The Ireland's Ancient East
STOP 06 / 06
An Ghráinseach · Co. Tipperary

A hill village that exists because a Cistercian abbey needed a farm.

Grange is where the Cistercians kept their farm. The monks at Kilcooley Abbey founded it around 1182 when Donal Mór O'Brien granted them the land, and the village grew up to work the abbey's out-farm - a grange in the medieval sense: a storage and working farm attached to a larger monastic estate. The abbey is still there, half a kilometre away in the trees of the Kilcooley demesne, its carved stonework intact. The farm is long gone. Ten houses, said Bassett's directory in 1889. Not many more today.

The walk up to the Wellington Tower is the reason most people come. Sir William Barker built it in 1817 to mark the second anniversary of Waterloo - he was the landlord of the Kilcooley estate, and it was the sort of thing landlords did. It is technically a folly: it looks like a defensive tower from two sides and has almost nothing behind the facade on the other two. Forestry planted in the twentieth century buried it so thoroughly it disappeared from local memory. When Coillte clear-felled in the early 1990s it reappeared, the dedication stone still legible. A modern steel spiral staircase was added beside it so you can get to the top. The views on a clear day take in the whole of the Tipperary plain.

There is an ice house on the Crag Loop walk - built to store winter ice for the Kilcooley house, a mile away down a cast-iron pipeline. It is now the water filtration station for the estate. The ice house predates the pipeline by perhaps a century. The walk passes it quietly and keeps going. That is the texture of this place: layers of use, centuries of quiet, the ridge above and the abbey below and the plain stretching west until it runs into other counties.

Walk score
Two looped walks; village itself in five minutes
Founded
Out-farm of Kilcooley Abbey, c. 1182
01 / 06

At a glance.

Three things every local will eventually mention. Read these and you've already understood more than most day-trippers do.

02 / 06

Stories & lore.

The reason to come back. The things every local will eventually tell you about, usually after the second pint.

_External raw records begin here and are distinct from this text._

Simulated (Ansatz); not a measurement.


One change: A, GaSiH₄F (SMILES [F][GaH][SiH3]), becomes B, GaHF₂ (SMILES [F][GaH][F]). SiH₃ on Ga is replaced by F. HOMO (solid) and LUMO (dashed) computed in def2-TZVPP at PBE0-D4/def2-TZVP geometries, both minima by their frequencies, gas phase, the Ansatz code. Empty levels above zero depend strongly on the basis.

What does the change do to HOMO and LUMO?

Founded 1182, burned twice, still standing

Kilcooley Abbey

Donal Mór O'Brien, King of Thomond, granted land here to the Cistercians in 1182. The monks came from Jerpoint, the great Cistercian house across the Kilkenny border. They built an abbey dedicated to the Virgin Mary and St Benedict. In 1418 it was burned in a raid. In 1445 it was burned again, almost completely destroyed. The abbot Philip O'Mulwanayn rebuilt it in the years that followed - the stonework you can see today is largely his work. The dissolution came in 1540. The estate passed through several owners: Ormonde, a Norfolk judge named Jerome Alexander, then the Barker family through his daughter's marriage. The Barkers held Kilcooley for nearly two centuries. Sir William Barker - the one who put the tower on the ridge - was the last of the direct line; he died in 1818, the year after he built it.

A folly built for a battle two years past

The Wellington Tower

In 1817, Sir William Barker commissioned a monument on the crag above Grange to mark Wellington's victory at Waterloo. The structure is an architectural trick - from the south and west it reads as a square defensive tower with pointed arch niches and Greek cross loops. From the north and east there is almost nothing behind the facade. It was always meant to be looked at from below. The estate forestry planted in the mid-twentieth century grew up around it and hid it for decades. By the time Coillte clear-felled in the early 1990s, most people had forgotten it was there. The dedication stone on the west face remained legible. A modern steel spiral staircase was installed beside it. You can now stand at the top and see from the Kilcooley demesne all the way west to the Devil's Bit mountain.

An Ghráinseach - the grange of the monks

The name

The village is named for what it was: a grange, an out-farm attached to a monastic estate. The Cistercians at Kilcooley ran Grange as a working farm - storing grain, keeping livestock, supplying the abbey. This was standard practice for Cistercian houses across medieval Ireland and Europe. When the monastery was dissolved in 1540 the farm went with the estate, but the name stayed. It is still listed in the barony of Slieveardagh, in the civil parish of Kilcooly, on the Tipperary side of the hills.

03 / 06

Things to do outside.

Wear waterproofs. Bring a sandwich. Tell someone where you're going if it's the mountain.

Grange Loop The shorter of the two marked walks. Starts at the sign opposite Hogan's Bar and Shop in the village. Easy forestry tracks on the lower slopes. Passes the Kilcooley ice house. Developed and maintained by the Grange Development Group of Slieveardagh Rural Development.
3 km loopdistance
1-1.5 hourstime
Grange Crag Loop The full loop, also starting opposite Hogan's in the village. Climbs through mixed woodland on forestry tracks to the ridge and the Wellington Tower at the summit. Views open up across the Kilcooley demesne and west across the Tipperary plain. The ice house is on the lower section - veer left at it. Moderate, no technical difficulty.
6 km loopdistance
2-2.5 hourstime
04 / 06

When to go.

There is no bad time. There are different times.

Spring
Mar-May

The forestry paths are dry enough, the views sharp. Almost no one else around.

◉ Go
Summer
Jun-Aug

The woodland is full canopy by July. Good shade on the Crag Loop. Still very quiet.

◉ Go
Autumn
Sep-Oct

Best light on the Tipperary plain from the ridge. The forestry turns. The walks are at their best.

◉ Go
Winter
Nov-Feb

The tracks can be muddy after rain. Boots essential. The tower is dramatic in low cloud if you can handle the path.

◐ Mind yourself
05 / 06

What to skip.

Honestly? Don't bother.

If a local was sitting beside you, this is the bit where they'd lean in.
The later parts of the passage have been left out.